July 22, 2010 – President Barack Obama has signed into law H.R. 4175, a landmark reform measure that “cracks down on corporate fraud and holds big banks accountable for reckless, risky behavior,” said Senator Patrick Leavy (D-Vermont.)

Leaders of the retail industry and consumer groups have praised the bill.  Among local Congressional representatives, Republicans opposed, while Democrats supported the reform measure.


View a video and read details provided by the White House detailing specifically what the bill does:  


Three Senate Republicans voted with Democrats in the Senate to end a Republican-led filibuster of the bill, which was opposed by the banking industry. California Senators Barbara Boxer and Dianne Feinstein voted for the bill. In the House, Democrats Bob Filner and Susan Davis voted for the bill, while Republican Congressmen Duncan Hunter, Brian Bilbray and Darrell Issa.

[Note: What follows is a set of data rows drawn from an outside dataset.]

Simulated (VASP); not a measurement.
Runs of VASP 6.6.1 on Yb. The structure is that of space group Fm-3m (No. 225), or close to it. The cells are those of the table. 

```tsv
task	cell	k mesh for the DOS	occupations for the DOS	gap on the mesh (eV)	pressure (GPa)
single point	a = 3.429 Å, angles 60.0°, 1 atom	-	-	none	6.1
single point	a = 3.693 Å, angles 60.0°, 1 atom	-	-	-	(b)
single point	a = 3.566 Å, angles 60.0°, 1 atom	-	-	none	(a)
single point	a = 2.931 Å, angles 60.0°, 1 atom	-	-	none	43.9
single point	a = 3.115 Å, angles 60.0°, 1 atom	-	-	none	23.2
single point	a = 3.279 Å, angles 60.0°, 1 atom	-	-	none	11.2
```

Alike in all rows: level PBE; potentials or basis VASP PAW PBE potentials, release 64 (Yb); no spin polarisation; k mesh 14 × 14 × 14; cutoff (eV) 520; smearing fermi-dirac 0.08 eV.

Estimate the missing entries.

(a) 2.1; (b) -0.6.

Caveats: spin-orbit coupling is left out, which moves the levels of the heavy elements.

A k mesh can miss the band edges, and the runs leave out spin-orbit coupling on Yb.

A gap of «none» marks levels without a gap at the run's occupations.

At yesterday's signing ceremony at the White House, the President said the measure “demands accountability and responsibility from everyone” and provides”certainty to everybody, from bankers to farmers to business owners to consumers. And unless your business model depends on cutting corners or bilking your customers, you’ve got nothing to fear from reform.”


National Retail Federation senior vice president Mallory Duncan praised passage of the bill, titled the Wall Street Reform and Consumer Protection Act. “This is a landmark step forward in protecting Main Street against the excesses of the banking industry,” he said, according to Business Wire.


He hailed the bill as a “major victory” for retailers and consumers in their fight against credit card fees, requiring reasonable debit card swipe fees and making it easier for merchants to give discounts for customers who don’t use credit cards.


According to the nonpartisan site, the measure aims to “develop a better system for identifying emerging risks in the financial markets, end too-big-to-fail and taxpayers bailouts, regulate the derivatives market, protect consumers from predatory lenders, make the Federal Reserve more transparent, and more.”


Reuters international news service called the bill “the broadest overhaul of U.S. financial rules since the Great Depression.”


What does Wall Street reform mean for Americans? “If you’ve ever applied for a credit card, a student loan, or a mortgage, you know the feeling of signing your name to pages of barely understandable fine print,” the President noted. “What often happens as a result is that many Americans are caught by hidden fees and penalties, or saddled with loans they can’t afford.” The bill will crack down on hidden rate hikes and abusive practices in the mortgage industry, he pledged, adding that the bill will also require that contracts be easier for consumers to understand.

The bill will create a consumer financial protection bureau to regulate the trading of derivatives, one of the root causes of the financial meltdown, while allowing small businesses to continue using derivatives to mitigate risk. It will also end taxpayer bailouts of Wall Street institutions by establishing a new authority to wind-down falling mega-firms outside of bankruptcy, so that costs will be paid by shareholders and creditors—not taxpayers. The bill will also protect small businesses by establishing reasonable and fair “swipe fees” for debit and credit cards.

Leahy said the measure brings transparency and regulation to Wall Street, “ending the days of back-room deals that put our entire economy at risk” and that it includes enforcement measures that include jail time for corporate wrongdoers as means to curb fraud, manipulation, and reckless speculation.


In negotiations, legislators devised a plan to fund the $20 billion cost by ending the government’s Troubled Asset Relief Program (TARP), the big bailout bill for banks, ahead of schedule as well increasing premiums that big banks pay for deposit insurance.